I am currently in college getting an electrical degree and PLC certifications. My background has been in construction and mechanical preventative maintenance in the factories. The market within the next 50 miles is flooded with electricians. What would be the best way to transition into a maritime career? I notice marine electricians are well paid both on the water and in drydock and the few I have talked to seem very satisfied if too busy or impatient to answer my questions. Any advice from those who have been where I am going is appreciated. I like to build on others knowledge while gaining my own.

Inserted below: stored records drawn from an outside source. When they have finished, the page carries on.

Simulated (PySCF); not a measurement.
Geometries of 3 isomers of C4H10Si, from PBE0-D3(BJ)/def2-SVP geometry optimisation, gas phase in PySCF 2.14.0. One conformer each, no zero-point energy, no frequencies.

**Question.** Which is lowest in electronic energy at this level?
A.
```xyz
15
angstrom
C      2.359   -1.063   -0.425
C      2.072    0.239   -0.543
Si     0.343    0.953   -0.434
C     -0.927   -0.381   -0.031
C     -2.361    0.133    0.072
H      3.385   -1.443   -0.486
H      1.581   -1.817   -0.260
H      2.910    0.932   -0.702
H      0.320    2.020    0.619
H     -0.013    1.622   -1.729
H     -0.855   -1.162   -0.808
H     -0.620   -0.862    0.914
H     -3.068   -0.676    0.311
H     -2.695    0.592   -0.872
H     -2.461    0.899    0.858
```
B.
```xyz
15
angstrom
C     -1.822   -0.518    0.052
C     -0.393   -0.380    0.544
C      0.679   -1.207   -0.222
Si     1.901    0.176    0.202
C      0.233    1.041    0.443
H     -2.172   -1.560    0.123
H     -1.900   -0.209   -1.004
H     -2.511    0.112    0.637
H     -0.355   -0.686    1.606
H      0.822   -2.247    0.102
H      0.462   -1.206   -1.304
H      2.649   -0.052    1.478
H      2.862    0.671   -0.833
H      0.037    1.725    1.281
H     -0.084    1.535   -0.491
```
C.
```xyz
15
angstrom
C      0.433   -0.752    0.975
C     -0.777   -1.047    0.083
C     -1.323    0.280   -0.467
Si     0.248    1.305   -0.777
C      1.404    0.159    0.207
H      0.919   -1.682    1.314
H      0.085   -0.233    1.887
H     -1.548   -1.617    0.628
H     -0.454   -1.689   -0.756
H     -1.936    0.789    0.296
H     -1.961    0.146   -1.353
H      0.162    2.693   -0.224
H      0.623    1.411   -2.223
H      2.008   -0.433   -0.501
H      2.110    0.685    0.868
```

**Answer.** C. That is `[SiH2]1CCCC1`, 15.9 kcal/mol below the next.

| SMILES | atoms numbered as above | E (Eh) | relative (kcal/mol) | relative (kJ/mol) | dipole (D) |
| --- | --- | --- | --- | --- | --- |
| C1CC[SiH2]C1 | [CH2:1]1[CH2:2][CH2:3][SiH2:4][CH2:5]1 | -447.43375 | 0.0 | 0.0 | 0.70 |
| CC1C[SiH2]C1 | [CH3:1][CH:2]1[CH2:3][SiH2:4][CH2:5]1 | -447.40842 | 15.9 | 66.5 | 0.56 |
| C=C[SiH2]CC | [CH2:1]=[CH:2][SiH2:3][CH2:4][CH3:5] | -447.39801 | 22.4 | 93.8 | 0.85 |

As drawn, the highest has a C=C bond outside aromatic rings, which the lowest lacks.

You are describing a pretty narrow, well paid job direction. I don’t know of any shipyards (except government contracted yards (read navy work)) that hire your specialty. I have been involved in new builds/ rebuilds. Outside techs are called in for such specific programming, instrumentation and control installation. You will have to find these niche providers and see if one would take you in as an entry level tech ( of course until you show them some practical results) then they may let you run.
The company I work for hired a guy because he said he could do the needed programming and installation for less. Like 5,000 versus 9,000 bucks. In the end they had to pay the first company the 9,000 again to fix the ‘cut rate’ guys UN integration of the whole engine control, alarms and monitoring system.
Agamemnon…I haven’t sailed in a while but there are several vendors that would seek your skills. Saab and Ian-Conrad Bergan gauging systems always seemed to be looking for techs. Intercontintal Engineering is another that builds couplings, towing machines and winches controlled with PLCs and VFDs. Many other outfits providing switchgear and load sharing, inert gas systems, packaged boilers, ect…Good luck!
Thanks Old Salt. I have been checking into these types of employers. In my heart though I need to be on the water. After being in the factories and self employed, I know I can be successful on my own anywhere. Now its time to work hard at something I want to do. Even after listening to a few horror stories and arguments of “why go, your doing so well” I still want in.
Thanks Cappy for adding a little more perspective to my search. I really didn’t know how narrow a field I was looking in. Would it be better to just get my foot in the door and then work toward the electrical side over a period of years?
It’s not the field that’s narrow. You originally said you were interested specifically in the MARINE aspect of it. PLC and controls are ALL over every industry. Lots of work. Just the marine field is very specific. Look around for the contractors. Call and interview. See what they say. I am not certain of your field. It is possible that the guys I have seen work on a boat/ship for a couple weeks, then go off to do a power plant.